To evaluate this integral, write $a$ in polar coordinates, but with the origin at the point $(1,0)$, so that the unit disk has the form $$\pi/2 \leq \phi \leq 3\pi/2, \qquad 0 \leq r \leq -2\cos\phi = \rho(\phi). $$ Then the integral for $\frac{dI}{dR}$ becomes $$ \begin{aligned} \frac{dI}{dR} &= 4\pi R^3\int_{\pi/2}^{3\pi/2}d\phi\int_0^{-2\cos\phi}r\,dr\, e^{-\alpha R r} \\&= 4\pi R^3\int_{\pi/2}^{3\pi/2}d\phi\frac{1-(1+\alpha R\rho)e^{-\alpha R\rho}}{\alpha^2 R^2}. \end{aligned} $$ The integral over $\phi$ can be done with the help of computer algebra: $$ \frac{dI}{dR} = \frac{4\pi^2 R}{\alpha^2}\big(1-I_0(2\alpha R)+2\alpha R I_1(2\alpha R)-2\alpha R \mathbf{L}_{-1}(2\alpha R)+\mathbf{L}_0(2\alpha R)\big), $$ where $I$ are the modified Bessel functions, and $\mathbf{L}$ are the modified Struve functions.

Then the integral $I(\alpha,R) = \int \frac{dI}{dR}$ can also be done by a computer in terms of Struve and hypergeometric functions, which yields $$ I(\alpha,R) = \frac{2\pi R}{\alpha^3}\big( -2+\alpha \pi R-\alpha \pi R \,{}_0\mathbf{F}_1(2,\alpha^2R^2)+2 \alpha^3 \pi R^3 \,{}_0\mathbf{F}_1(3,\alpha^2 R^2)-2 \alpha \pi R \mathbf{L}_{-2}(2 a R)+\pi \mathbf{L}_1(2\alpha R)\big) $$ where ${}_0\mathbf{F}_1(a;z) = {}_0F_1(a;z)/\Gamma(a)$ is the regularized hypergeometric function.
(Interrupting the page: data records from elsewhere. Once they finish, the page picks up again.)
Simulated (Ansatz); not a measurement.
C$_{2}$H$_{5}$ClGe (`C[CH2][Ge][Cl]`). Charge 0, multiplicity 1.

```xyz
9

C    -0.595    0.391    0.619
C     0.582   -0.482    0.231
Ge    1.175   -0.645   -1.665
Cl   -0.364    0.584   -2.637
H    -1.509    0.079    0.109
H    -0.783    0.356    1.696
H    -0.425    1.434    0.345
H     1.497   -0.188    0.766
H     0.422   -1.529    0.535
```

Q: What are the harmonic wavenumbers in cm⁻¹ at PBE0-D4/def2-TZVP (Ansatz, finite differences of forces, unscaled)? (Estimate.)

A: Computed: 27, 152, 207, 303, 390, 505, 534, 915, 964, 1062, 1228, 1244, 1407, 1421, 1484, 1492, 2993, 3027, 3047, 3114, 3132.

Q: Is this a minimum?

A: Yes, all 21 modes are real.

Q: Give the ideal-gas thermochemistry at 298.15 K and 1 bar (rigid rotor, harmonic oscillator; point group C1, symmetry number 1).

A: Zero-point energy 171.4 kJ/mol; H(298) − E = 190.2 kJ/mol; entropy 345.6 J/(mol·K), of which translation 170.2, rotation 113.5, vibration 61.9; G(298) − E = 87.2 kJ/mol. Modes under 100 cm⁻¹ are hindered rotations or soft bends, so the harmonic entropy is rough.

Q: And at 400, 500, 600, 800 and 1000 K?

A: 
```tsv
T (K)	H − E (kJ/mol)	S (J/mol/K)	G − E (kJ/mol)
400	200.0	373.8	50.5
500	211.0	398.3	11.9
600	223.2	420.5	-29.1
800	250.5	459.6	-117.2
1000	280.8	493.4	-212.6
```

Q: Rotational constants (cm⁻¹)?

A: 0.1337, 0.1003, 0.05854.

This is the Mathematica expression for the above formula:

1/a^3 2 \[Pi] R (-2 + a \[Pi] R - 
  a \[Pi] R Hypergeometric0F1Regularized[2, a^2 R^2] + 
  2 a^3 \[Pi] R^3 Hypergeometric0F1Regularized[3, a^2 R^2] - 
  2 a \[Pi] R StruveL[-2, 2 a R] + \[Pi] StruveL[1, 2 a R])

EDIT Differentiating the integral. Let $D=D(0,R)$, $C=D(0,R+\epsilon)\setminus D(0,R)$. Then $$ \left(\int_{D}+\int_C\,da\right)\left(\int_D+\int_C\,db\right) - \int_Dda\int_C db = \int_Cda\int_D db + \int_Dda\int_Cdb + \int_C\int_C\,da\,db.$$ The term $\int_C\int_C$ is on the order of $O(\epsilon^2)$ because the area of $C$ is $2\pi R\epsilon$, so it may be ignored.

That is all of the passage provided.